Arts & Culture Editor
If there is anything that history has taught people for generations, it is that war is hell. Hell for the people fighting in it, hell for the generals who strategize it and hell for the loved ones back on the homefront. But the real question is, when is someone going to stand up and make it stop? That is only one of the questions posed in University Theatre’s upcoming play, “Bury the Dead.”
Written between the two world wars by American playwright Irwin Shaw, “Bury the Dead” is a surreal play about the refusal of six dead soldiers during an unspecified war. It was written by Shaw in 1936 and was his first play, and it went on to become a major success when it was first staged in New York.
The play itself opens with a military burial service. The chaplains arrive to say prayers for the dead, but then groans are heard from the newly dug graves. Slowly the six dead soldiers – each representing different parts of American society – rise from the grave, pleading not to be buried, asking to be allowed to rejoin the living. Word of their insurrection spreads rapidly—to the soldiers in the field, the generals, the news media—with alarming effect. Even the wives, girlfriends, sisters and mothers of the six men visit them and beg them to let themselves be buried, but all refuse to fade from life.
“This is a very anti-war, anti-violence play,” said Tony Elliot, associate professor of Communication and director of the play. “It’s an expressionist play, so it’s not supposed to be realistic in any way. It’s not set during a specific war – it takes place during ‘the second year of the war that is to begin tomorrow night,’ so it has a very timeless feel, as are the themes and messages to it.”

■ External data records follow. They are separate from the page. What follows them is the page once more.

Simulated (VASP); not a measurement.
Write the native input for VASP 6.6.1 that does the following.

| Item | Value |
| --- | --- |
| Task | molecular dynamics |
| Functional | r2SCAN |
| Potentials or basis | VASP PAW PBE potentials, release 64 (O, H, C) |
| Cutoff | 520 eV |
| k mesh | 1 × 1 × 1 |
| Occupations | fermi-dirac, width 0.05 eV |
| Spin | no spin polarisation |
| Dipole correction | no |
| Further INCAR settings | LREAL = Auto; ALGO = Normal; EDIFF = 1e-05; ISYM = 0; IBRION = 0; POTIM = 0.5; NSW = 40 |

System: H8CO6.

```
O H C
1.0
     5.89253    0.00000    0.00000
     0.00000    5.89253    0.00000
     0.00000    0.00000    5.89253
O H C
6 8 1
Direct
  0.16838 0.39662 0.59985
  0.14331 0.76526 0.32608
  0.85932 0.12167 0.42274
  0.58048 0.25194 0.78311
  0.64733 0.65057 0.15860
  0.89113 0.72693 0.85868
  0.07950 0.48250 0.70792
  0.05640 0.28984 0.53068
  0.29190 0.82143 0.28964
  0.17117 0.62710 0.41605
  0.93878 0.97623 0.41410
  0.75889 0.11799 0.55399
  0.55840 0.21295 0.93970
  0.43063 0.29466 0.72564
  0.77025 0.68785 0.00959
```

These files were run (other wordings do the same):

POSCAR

The cast is made up of 25 students, portraying people from many walks of life such as soldiers, generals, sergeants, mothers, sisters, wives, prostitutes and journalists. The play involves the six soldiers rising from the dead and the word of this unusual occurrence spreading to everyone far and wide. People fear that it will hurt the war effort and the generals become frustrated as they try to convince the men to let themselves die to no success. So, the generals summon the surviving loved ones of the soldiers to convince the soldiers to rest. During these dialogues, each of the six undead soldiers gets their chance to express their grief, regret and refusal to die to their female relatives.
As previously mentioned, each of the characters represent different parts of American society, requiring all of the actors and actresses to step in the shoes of someone else.
“[My character] Private Morgan is very much the intellectual of the group,” says Tony Jadus, who plays one of the dead soldiers. “To get into character as him I have to place emphasis on word choice and how someone like him would say something.”
“My character is a distressed socialite,” said Dezi Somerville, who plays Joan Burke, the girlfriend of Private Levi (Jugens LaGuerre). “I drew inspiration from Blair from ‘Gossip Girl’ to develop her character. I really had to think about how she would feel seeing the man she loved like this – she’d be more disgusted, especially in the position that he’s in.”
“Deep down it’s about these men who gave up everything for war and senseless violence and regret not being able to have other experiences while living, and how someone needs to step in and make the senseless violence stop,” said Elliot. “We hope that the audience sees that and walks away feeling moved by it.”
“Bury the Dead” will play in Rafters Theatre in Dutcher Hall Apr. 17, 18, 23, 24 and 25 at 8 p.m.. April 19 and 26 at 2p.m.
Tickets may be purchased online, at MUTicketsOnline.com, at the Student Memorial Center Ticket Office (Room 103, 21 S. George St., Millersville), at The Ware Center (42 N. Prince St., Lancaster) or by calling the Ticket Office at 717-872-3811. Ticket Offices are open Monday through Friday, 8 a.m. – 4:30 p.m.